History

Oldest sketch drawing (Drawing by Elaine Matthias) St. John’s Episcopal Church (on right) and its neighboring North Guilford Congregational Church (on left), together with the burial ground (foreground) at the brow of the hill (where the earliest gravestone is dated 1730), occupy Meeting House Hill which is listed on the National Register of Historic Sites. The two churches have also been listed among the most historically significant and beautiful churches in Connecticut.

1747
Our beginnings

St. John’s Episcopal Church dates back to 1747 when a group of dissidents left the North Guilford Congregational Church to form a new congregation centered on Church of England rituals and prayers. They were mostly lumbermen who came from south Guilford for weeks at a time and made do in makeshift camps while they cut and dressed timber for a living.

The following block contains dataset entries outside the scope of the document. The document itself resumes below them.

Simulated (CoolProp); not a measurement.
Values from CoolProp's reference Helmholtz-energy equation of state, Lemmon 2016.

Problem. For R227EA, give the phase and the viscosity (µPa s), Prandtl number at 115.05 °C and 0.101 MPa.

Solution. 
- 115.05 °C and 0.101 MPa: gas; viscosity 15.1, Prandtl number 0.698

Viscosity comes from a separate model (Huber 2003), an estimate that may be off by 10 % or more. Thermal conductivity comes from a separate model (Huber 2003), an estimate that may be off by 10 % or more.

​By 1754 some of them had chosen to settle in the area and they were able to build their first church-a small meeting house adjacent to the pond that is south of the present cemetery. As “non-conformists,” they were required to pay a tithe to the “established” Congregational Church, a practice that generated much friction between the two groups over the next 20 years until finally it ended when no one could be found to collect the tax.

1812
A move to the top of Meeting House Hill

By 1812 St. John’s had developed a solid relationship with its neighboring church. The Congregational Church donated sufficient land at the top of Meeting House Hill for St. John’s to move to that site and build a new church. The new building was a simple rectangular structure, without either apse or chancel, both traditional features of Episcopal churches. It did have a small steeple to identify it as a church, but did not have a permanent foundation, standing only on large stones.

The church in 1842
The church in 1890.

1817-1890
The ensuing years brought changes.

A gallery was built along the inside walls in 1817. In 1842 the top section of the steeple was removed and replaced with a belfry. An organ was installed a few years later. The chancel was added in 1870, along with a center aisle. Gothic arches were added to the windows. These changes brought the small wooden church closer to the Anglican tradition. In 1890 the steeple got yet another makeover after it was destroyed by lightning.

1897
A foundation is added

One hundred and forty-three years after it was first built the church finally got its foundation. An undercroft was dug beneath the main structure to house Sunday School classes, a meeting room and rest rooms and also a new furnace.